For well-fitting models, the standardized Root Mean Square Residual (sRMR) should generally be below .080 and the Root Mean Square Error of Approximation (RMSEA) should generally be below .060 [26]. Based on these criteria, the hypothesized model presented in Figure 1 provided a reasonable fit to the observed data, x2 (797) = 3873.19, p<.001; sRMR  = .060; RMSEA  = .051; 90% CI for RMSEA  = .049,.052.

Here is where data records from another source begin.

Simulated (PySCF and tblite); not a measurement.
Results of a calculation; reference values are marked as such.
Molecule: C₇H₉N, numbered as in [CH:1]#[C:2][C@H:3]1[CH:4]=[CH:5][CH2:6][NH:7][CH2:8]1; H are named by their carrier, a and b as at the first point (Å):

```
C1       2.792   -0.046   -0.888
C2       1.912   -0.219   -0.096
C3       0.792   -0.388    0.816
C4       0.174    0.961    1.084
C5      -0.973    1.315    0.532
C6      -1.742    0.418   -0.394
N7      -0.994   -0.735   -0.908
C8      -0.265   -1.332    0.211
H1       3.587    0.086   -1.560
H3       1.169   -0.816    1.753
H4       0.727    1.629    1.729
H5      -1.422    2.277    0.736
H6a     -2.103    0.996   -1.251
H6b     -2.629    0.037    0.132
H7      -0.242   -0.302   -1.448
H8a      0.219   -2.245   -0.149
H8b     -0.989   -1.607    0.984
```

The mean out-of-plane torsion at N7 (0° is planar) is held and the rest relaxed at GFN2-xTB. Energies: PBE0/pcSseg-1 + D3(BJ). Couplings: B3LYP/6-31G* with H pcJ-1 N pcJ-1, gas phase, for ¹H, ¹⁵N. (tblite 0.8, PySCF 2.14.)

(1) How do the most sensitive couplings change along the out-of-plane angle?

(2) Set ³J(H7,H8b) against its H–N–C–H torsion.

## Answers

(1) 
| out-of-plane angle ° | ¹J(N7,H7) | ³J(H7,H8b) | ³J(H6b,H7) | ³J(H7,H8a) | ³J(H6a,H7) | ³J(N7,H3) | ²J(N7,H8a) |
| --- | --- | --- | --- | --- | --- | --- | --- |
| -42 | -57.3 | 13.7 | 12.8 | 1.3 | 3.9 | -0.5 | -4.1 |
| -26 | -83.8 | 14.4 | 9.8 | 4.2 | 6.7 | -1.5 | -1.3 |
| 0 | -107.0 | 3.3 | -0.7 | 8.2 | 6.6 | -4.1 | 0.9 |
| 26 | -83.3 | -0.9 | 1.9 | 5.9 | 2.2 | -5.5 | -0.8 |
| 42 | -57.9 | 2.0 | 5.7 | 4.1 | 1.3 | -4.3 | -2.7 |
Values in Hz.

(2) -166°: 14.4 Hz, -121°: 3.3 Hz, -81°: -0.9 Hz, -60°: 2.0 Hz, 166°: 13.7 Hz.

Consistent with past RO research showing that Quest is associated with greater support for equality, we found that Fairness was positively associated with Quest orientation, β = .262, se = .037, t = 7.043, p<.001.

As predicted, Loyalty was positively associated with Personal Extrinsic orientation (β = .434, se = .030, t = 14.528, p<.001) and Social Extrinsic orientation (β = .128, se = .032, t = 3.997, p<.001).

As predicted, Authority was negatively associated with Quest (β = −.383, se = .036, t =  −10.774, p<.001) and Intrinsic orientation (β =  −.500, se = .072, t =  −6.980, p<.001).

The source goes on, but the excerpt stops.